Warning: This post contains sales information. If this offends you, please look away. All data is provided in the interest of helping my fellow authors make informed decisions.

I feel a bit vulgar about posting the sales numbers for Absolute Liability, but I promised to share the whole journey, and this is part of it. I’m not bragging. I put the book out and hoped for the best; readers are the ones who are making this happen, and I am beyond grateful.

Before I divulge sales data, I’d like to point you to this post about How to Succeed by J. A. Konrath. I’ve never been big on the concept of luck. I’ve always believed that hard work and quality writing would bring success, and they do help a lot, but since Absolute Liability took off, I’ve had to factor in the fact that I got lucky. No one can predict with certainty which books are going to succeed or fail at a given time in a given market. If people could, publishing companies would not be in the trouble they’re in now. They’d only be putting out bestsellers and all writers would be making a fortune.

But that just ain’t the way it is.

Luck is involved.

Below is the sales data by week for Absolute Liability with commentary. This includes all sales (BN nook, SW, Kindle, and paperback), but the ranks listed will be for Kindle, which makes up the vast majority of my sales.

  • July 1-3: 36 (a respectable first three days on the market with zero publicity)
  • July 4-10: 63
  • July 11-17: 428 (July 15 was the beginning of launch, including big promotions. The book hit 430 in the Kindle store. I thought this would be the peak.)
  • July 18-24: 706 (Rank slipped back to around 1,000 and then started to improve.)
  • July 25-31: 819
  • August 1-7: 1086
  • August 8-14: 1493 (KDP had a meltdown this week, and we suspect that I’m missing about 200 sales.)
  • August 15-21: 3693 (August 17 the book cracked the top 100.)
  • August 22-28: 5082 (Strong ranks in the 50s all week.)
  • August 29-31: 1965

So there you go. Now you know what it took last month to crack the top 100 in the Kindle store. It took a buttload of sales. At this moment, there are 22 independently published novels in the Amazon Kindle top 100, 19 of which are priced at $0.99. One of the non-.99-centers is the second book in an indie series, one is a rerelease of a known author’s backlist book, and one is an unpublished novel from a previously published author.

So take that information and do with it what you will. I’m not recommending selling at $.99, but I do like that price point as a part of an overall strategy, whether it’s used as a special promotional price or as a loss leader in a series. More about that later.
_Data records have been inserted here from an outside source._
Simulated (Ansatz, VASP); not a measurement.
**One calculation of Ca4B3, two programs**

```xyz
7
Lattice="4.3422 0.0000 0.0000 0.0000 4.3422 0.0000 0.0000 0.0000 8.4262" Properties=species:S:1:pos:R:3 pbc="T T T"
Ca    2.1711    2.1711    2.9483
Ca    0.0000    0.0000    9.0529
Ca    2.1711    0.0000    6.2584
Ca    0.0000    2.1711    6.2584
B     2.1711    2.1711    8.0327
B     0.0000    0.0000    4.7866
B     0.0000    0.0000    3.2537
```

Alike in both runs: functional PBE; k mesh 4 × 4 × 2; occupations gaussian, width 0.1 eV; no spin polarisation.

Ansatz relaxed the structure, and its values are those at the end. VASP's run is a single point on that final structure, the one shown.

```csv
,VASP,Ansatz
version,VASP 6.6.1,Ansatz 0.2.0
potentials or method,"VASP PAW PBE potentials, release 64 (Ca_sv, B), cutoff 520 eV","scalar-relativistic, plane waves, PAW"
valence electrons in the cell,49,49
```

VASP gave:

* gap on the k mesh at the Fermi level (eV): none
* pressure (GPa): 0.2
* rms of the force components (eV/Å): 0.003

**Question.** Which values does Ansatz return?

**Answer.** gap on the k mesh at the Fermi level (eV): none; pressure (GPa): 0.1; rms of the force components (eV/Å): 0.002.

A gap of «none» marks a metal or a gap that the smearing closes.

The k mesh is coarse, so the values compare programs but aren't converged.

23 thoughts on “Numbers: They’ve Been Insane

  1. Holy crap!

    First of all, I love getting your numbers. I think they are awesome and I want you to sell a bazillion books because your books are good. Just like I’m happy when a movie I am in love with has a good opening weekend. I also thing, as an artist, it is totally valid to say “mother of everything pure and holy 5 THOUSAND people bought my book in a week, everyone freaking party with me!”

    Anyway . . . I think there is a certain amount of luck involved too . . . doesn’t Koranth say work until you get lucky or something like that.

    This is totally valuable info for me because I have no clue what I would need to sell to even break into the top 100, it’s nice to have an idea! I mean, how would anyone know that?

    To wrap up:

    Holy Crap!


    1. I have felt those exact sentiments all month. It is so amazing, gratifying, humbling, scary, and exciting all at the same time. I don’t even know what to think.

  2. This is incredible. It’s very, very interesting to note the effect of the .99 price point on the sales of indie authors. I’ve been debating where to price His Good Opinion. My plan had been to stick with the 2.99 price and then drop it to .99 next fall when I release my next book. However, looking at this data, I wonder if I might not be better off putting it at .99, at least through the Christmas season. Or maybe I should reverse that? Price it at 2.99 during the holidays and drop to .99 in January? Decisions, decisions…

    And did I mention that your numbers are incredible? Because they are. Very, very well-deserved, but incredible nonetheless.

    1. I use a very different pricing strategy with my Austen books, and don’t take this as gospel, but I think market size has a big effect on the success of the $.99 strategy. Most of the books in the top 100 at that price are romances or thrillers. Those are almost unlimited markets.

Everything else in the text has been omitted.